JERUSALEM, Israel – The recent coup attempt in Turkey shook one of the most important nations in the Middle East to its foundation. The aftershocks, however, could likely have a greater impact not only within Turkey but throughout the region and beyond.
Since Turkish President Recep Tayyip Erdogan and his supporters foiled July’s attempted coup, he’s dismissed thousands of soldiers, judges, and teachers. The government also shut down more than 130 media outlets and made many arrests.
Erdogan blamed a man named Fethullah Gullen for the coup. The two were former allies, but after a falling out are now bitter enemies.
In 1999, Gullen fled Turkey and gained asylum in the United States. He now controls a large movement from his Pennsylvania home that includes many supporters inside Turkey. Although Gullen denies any involvement in the failed coup, Erdogan’s purge seems to be targeting many of the cleric’s followers.
Former Israeli diplomat Alon Liel told CBN News Turkey is experiencing “a revolution inside a revolution.”
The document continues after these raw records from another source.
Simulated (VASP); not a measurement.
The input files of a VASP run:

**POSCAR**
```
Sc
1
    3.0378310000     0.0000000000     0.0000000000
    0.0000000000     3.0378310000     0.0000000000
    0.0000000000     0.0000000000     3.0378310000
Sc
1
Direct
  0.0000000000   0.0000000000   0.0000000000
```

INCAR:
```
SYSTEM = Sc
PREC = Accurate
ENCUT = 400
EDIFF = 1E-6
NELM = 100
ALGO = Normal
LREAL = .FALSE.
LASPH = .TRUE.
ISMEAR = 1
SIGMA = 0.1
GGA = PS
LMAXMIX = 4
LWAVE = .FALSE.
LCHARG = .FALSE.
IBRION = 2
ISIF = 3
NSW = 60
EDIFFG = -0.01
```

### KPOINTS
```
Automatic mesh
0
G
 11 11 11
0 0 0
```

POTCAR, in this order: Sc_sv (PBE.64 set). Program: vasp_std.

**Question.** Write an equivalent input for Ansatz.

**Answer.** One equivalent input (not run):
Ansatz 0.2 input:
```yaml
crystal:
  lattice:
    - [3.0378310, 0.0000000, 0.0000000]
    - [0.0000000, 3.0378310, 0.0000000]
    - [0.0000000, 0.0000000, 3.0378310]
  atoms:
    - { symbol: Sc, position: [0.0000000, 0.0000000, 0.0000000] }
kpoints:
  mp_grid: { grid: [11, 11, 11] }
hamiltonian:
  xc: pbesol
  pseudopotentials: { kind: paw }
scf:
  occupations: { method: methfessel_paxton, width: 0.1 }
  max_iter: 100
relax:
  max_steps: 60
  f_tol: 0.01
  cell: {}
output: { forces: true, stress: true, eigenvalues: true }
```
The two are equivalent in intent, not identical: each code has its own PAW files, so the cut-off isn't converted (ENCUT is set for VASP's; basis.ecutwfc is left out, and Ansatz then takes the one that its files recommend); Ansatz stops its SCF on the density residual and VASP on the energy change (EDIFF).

“Gullen had millions of supporters,” the former Israeli charge d’affairs to Turkey said. “If you accuse anyone of them and see anyone of them as responsible for this failed and stupid coup, what do you do with these millions of people? Will they be able to get work? So how wide is the circle that you are punishing for this coup is a big question. I think we have a revolution inside a revolution.”